Martine, Lisa just too close to be split
Saturday 2nd February 2008, 12:00AM GMT.
THERE was a time in the mid 1970s, a school with nuns for PE teachers ruled the country when it came to squash. Blanchelande College was then still situated a Tiger Woods drive away from the south-coast cliffs and among its list of pupils were two of the most talented sportswomen Guernsey had produced before or since.
Martine Le Moignan and Lisa Opie, were the same school year and the reason why it was an easy decision to enter the college into the British Schools Championship.
Backed by the lesser talented but nevertheless very capable Alison Warr, Blanchelande were, in the eyes of former King’s Club manager and coach, Reg Harbour, a ‘phenomenal team’.
With him acting as team manager and coach, it was no wonder they won.
Then, for the best part of nearly two decades, the two Blanchelande belles climbed the national squash ladder, stepped over to the international one, and climbed every rung to the top, one becoming world champion, the other a British Open winner.
It would be churlish to attempt to split them and place one above the other when it comes to assessing their careers.
Opie had the tactical brain, mean streak and all-round game. Le Moignan the power, reach and blistering, booming, forehand.
Although no head-to-head figures are available, I’d be fairly confident in claiming Opie beat her old school colleague more times than she lost against her.
Certainly, their individual careers owed so much to the other. They drove each other on to greatness and, back in the Channel Islands, left everybody miles behind in their wake.
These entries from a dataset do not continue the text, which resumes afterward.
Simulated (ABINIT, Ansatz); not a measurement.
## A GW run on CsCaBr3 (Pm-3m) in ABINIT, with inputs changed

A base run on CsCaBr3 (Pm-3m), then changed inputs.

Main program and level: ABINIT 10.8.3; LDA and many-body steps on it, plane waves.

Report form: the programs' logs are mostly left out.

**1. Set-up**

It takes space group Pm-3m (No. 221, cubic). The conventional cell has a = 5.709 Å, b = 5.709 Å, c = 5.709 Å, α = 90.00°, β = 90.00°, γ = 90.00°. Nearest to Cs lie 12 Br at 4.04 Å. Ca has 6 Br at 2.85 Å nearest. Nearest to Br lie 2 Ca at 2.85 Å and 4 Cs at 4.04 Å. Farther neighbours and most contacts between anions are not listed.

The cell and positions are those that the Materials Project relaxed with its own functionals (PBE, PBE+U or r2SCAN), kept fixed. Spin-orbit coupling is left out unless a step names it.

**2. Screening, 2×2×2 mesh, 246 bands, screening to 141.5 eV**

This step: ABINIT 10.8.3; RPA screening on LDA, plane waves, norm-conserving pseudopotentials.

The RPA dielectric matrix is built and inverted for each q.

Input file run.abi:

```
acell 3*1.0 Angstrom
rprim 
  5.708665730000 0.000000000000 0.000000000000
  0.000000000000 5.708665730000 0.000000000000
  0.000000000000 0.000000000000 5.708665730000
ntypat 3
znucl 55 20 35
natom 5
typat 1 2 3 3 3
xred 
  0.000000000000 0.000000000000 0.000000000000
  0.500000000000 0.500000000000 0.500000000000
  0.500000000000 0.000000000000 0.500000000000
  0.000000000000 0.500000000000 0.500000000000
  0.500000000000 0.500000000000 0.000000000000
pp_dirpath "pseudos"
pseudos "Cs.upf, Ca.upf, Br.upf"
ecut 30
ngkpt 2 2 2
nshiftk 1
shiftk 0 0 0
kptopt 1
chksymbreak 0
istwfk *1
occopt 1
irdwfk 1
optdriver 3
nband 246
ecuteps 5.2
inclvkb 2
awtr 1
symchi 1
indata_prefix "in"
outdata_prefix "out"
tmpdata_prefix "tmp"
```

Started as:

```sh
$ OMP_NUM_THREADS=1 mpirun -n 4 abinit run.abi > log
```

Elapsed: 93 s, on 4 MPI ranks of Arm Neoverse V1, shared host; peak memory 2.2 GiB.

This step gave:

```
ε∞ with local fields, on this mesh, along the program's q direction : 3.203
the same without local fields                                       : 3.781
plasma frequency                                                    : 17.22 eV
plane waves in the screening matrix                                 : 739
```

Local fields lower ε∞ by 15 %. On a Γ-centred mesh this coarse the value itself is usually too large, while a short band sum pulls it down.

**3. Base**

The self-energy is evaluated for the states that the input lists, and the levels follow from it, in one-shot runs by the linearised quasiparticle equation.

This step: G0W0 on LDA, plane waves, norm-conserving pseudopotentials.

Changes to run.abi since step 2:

But if they are joint first in an all-time top 10, who should fill places three downwards?
Two players vie for spots three and four and on the advice of Harbour, who witnessed both play, the impish Sue Richardson gets the nod over Louise Grayland for third place.
With her cheeky nature, Richardson was the dominant force for a couple of years in the late 1980s, long after the Blanchelanders had moved out.
Grayland preceded everyone on this list and was comfortably the best woman player the island possessed when King’s opened its doors in 1973.
That year she won the CI title, beating Jersey’s Liz Canavan in five.
That she made it as high as Division Three in the King’s mixed league ladder also showed her to be a fine player.
‘Her standard was phenomenal for the era,’ claims Harbour, who would place two more youngsters at five and six on the list.
Fiona Yates was an emerging star in the very early days of King’s.
‘She was in a squad of six for an England junior team picked and of a very high standard. She would have made it to Grayland’s standard by the time she was 16 or 17.’
Higher education took her away from the island and another to disappear all too quickly for the long-term good of the local game, was Warr.
‘She was a good, solid player. Very handy,’ recalls Harbour who had another faith in her to play at third string for a Guernsey junior squad at Home Internationals level.
At seven, the spotlight falls on a player who turned herself from a nothing to island champion with straightforward hard work.
The left-handed Marilyn Pugh was a worthy island number one for many years, replacing Richardson at the top and squeezing out a couple of Channel Islands championships at a time – crossing the late 80s and early 90s – when Michaela Dawson was a strong player in the sister isle.
Indeed, Pugh’s influence on the Guernsey game should never be forgotten, serving as GSRA president and enthusiastically steering the sport.
At eight, Jo Robinson utilised her outstanding talents, including strength and fitness, to become island champion in Pugh’s era and another tough performer, who could never be underestimated, was Di Hudson.
The ultimate competitor, what she lacked in mobility, Hudson made up much of it in her canny knack of getting underneath her opponent’s skin.
Final spot goes to another island champion of the relatively modern era, Lynn Goodall.
A good all-round player with a range of shots, she perhaps lacked the power and speed to challenge those above her in the top-10 chart.